Kirkcowan – What's Going On?

Monuments & Memorials


Two trees were planted in the road to Newton Stewart to commemorate the Battle of Waterloo.

Only one remains. It stands opposite the garage.


In May, 1685, just after the infamous drowning of two women in the Bladnoch River at Wigtown, a fugitive covenanter from New Luce parish, Alexander Linn, was shot to death on Craigmoddie Fell near the Derry Farm in Kirkcowan parish.

His walled—in tomb bore the inscription,

“Memento Mori: Here lies the body of Alexr Linn who was surprised and instantly shot to death on this place by Lieu General Drummond for his adherence to Scotland’s Reformation Covenants National and Solemn League 1685.

The stone of Linn’s tomb was renewed in 1827. On ll+th August, 1887, it was repaired and dedicated by Rev. Fallas Mitchell at a service to mark the occasion.

It was repaired again in 1927.

In 1972 three local men discovered the tomb to be in a ruinous state because of the growth of a yew tree which had been planted within it. Mr. Tom Scott of Blackhill Croft, Glaisnick, rebuilt the tomb and inscribed it, and the Rev. R. L. Johnston, the Kirkcowan minister, performed a service of dedication. A poem written by R. L. Stevenson while he lay dying in Samoa was read at the service:

“Blows the wind today and the sun and rain are flying;
Blows the wind on the moors today and now
Where about the graves of
The martyrs the whaups are crying;
My heart remembers how.

Be it granted to me to behold you again, dying,
Hills of home, and to hear again the call.
Hear, about the graves of the martyrs,
The peeweeps crying
And hear no more at all.”

Miss Flora Stuart of Drumwalt planted a thorn tree nearby on the fell in memory of her late father, Lord David Stuart.

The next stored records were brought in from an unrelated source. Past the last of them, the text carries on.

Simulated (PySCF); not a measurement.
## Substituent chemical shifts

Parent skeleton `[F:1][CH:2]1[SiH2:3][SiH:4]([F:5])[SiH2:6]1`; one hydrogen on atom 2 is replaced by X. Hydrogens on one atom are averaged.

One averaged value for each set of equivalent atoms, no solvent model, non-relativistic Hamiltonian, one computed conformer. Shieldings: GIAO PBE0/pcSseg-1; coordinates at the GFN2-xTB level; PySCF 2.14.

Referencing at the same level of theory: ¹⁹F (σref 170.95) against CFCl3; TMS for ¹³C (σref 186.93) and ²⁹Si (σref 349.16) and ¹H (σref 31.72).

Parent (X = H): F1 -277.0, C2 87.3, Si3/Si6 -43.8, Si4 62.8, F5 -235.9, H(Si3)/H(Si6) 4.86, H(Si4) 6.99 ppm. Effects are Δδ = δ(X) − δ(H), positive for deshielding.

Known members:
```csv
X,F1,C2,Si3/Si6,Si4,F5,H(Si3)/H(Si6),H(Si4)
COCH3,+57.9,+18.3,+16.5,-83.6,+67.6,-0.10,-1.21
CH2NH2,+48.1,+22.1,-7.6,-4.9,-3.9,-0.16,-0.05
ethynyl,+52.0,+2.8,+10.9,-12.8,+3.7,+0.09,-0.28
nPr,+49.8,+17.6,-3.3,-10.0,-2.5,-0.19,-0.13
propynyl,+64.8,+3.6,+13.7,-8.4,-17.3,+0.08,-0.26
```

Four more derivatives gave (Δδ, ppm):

In 1985, three hundred years after the death of Linn, a large service was held at the tomb. People of various denominations gathered on a cold, wet Sunday afternoon to commemorate the tercentenary of the death of Alexander Linn with a communion service. The preacher was the Rev. James Nelson, formerly of Barrhill, a retired minister who had studied the lives of the covenanters of the area with great interest.

On that occasion, Miss Flora Stuart planted three rowan trees near the grave and, within the tomb, a rose “Caroline There are services every second year in May to honour the death of Linn.